Following President Joe Biden’s public implosion during his dumpster fire of a CNN debate performance, the dam has finally broken, with former and current aides to the president anonymously pointing fingers and breaking ranks. Alex Thompson reports “the public split screen” between the slack-jawed, incoherent octogenarian Thursday evening and the competent campaigner that galvanized rally-goers the following afternoon is no accident chasm.
“Biden’s miscues and limitations are more familiar inside the White House,” writes Thompson. “The time of day is important as to which of the two Bidens will appear. From 10 a.m. to 4 p.m., Biden is dependably engaged — and many of his public events in front of cameras are held within those hours. Outside of that time range or while traveling abroad, Biden is more likely to have verbal miscues and become fatigued, aides told Axios.”
A key point must be asked when combining Biden’s six-hour workday with the fact that he has spent 40% of his presidency on vacation.
It is not just that Joe Biden is working half the amount of time his predecessors did, but that he is working a small percentage of the time everyday workers nationwide do every day.
Working six hours daily for only five days a week adds up to a 30-hour workweek. The average full-time worker earns almost 42 hours weekly, and full-time workers reported working an average of 8.5 hours daily, according to the Bureau of Labor Statistics. This means President Joe Biden works only 71% of the time other full-time workers spend on the job.

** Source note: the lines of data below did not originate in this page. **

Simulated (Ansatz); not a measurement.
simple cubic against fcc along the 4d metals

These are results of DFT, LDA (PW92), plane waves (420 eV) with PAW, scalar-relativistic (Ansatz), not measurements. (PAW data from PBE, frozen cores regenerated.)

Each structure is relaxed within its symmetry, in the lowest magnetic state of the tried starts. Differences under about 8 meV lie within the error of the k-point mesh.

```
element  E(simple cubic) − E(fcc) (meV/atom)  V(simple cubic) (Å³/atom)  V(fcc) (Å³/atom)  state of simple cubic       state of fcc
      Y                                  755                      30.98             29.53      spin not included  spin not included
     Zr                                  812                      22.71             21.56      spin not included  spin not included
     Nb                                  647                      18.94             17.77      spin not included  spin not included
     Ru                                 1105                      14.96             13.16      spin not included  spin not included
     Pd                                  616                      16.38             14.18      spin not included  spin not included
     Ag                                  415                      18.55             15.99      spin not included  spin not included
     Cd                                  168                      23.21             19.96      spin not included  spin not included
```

Unlike most workers in the U.S., Joe Biden has the privilege of literally working from home. This means his 10 a.m. start time is not a result of a long D.C. commute but instead, because he is unwilling, or even worse, incapable of being physically able to begin the day earlier.
Schedules of Biden’s predecessors paint a sharp comparison and model how difficult and all-consuming the president’s job should be. Notoriously, Donald Trump only subsists on four or five hours of sleep, waking up before 6 a.m. while on the campaign trail and as president and going to bed after midnight.
Donald Trump would start his official White House workday at 8 a.m. — he was publicly criticized for not taking public meetings often until 11 a.m. — and returned to the residence around 6 p.m. Former President Barack Obama, who without fail worked out for 45 minutes daily, would begin his workday around 8:30 or 9 a.m., return to the residence around 6:30 p.m., and, similar to Trump, work until midnight or later. George W. Bush would get to the Oval Office before 7 a.m., with his days scheduled down to 10-minute increments, and ending his workday around 6 p.m.
Overall, Obama, Bush, and Trump all worked around 12-hour workdays, even with unscheduled time of tweeting and reading at the beginning and ends of the days for 44 and 45. Like or hate these men, there’s no denying they were dedicated to the presidency’s demands.
This comparison matters less because previous presidents worked all and longer hours but instead. After all, America’s enemies constantly work around the clock, with Biden’s dementia causing controversy worldwide.
The president disappeared entirely from public view for 24 hours when Hamas slaughtered thousands of Israeli civilians on October 7, 2023. Likewise, the president vanished for a week after his disastrous Afghanistan withdrawal.
Biden’s inability to put in a full-time workday while the rest of us have to work even more hours to afford less due to his policies is an insult. But even worse, it’s a danger to the free world, whose leader is now dozing behind the wheel while hour enemies plan their next moves.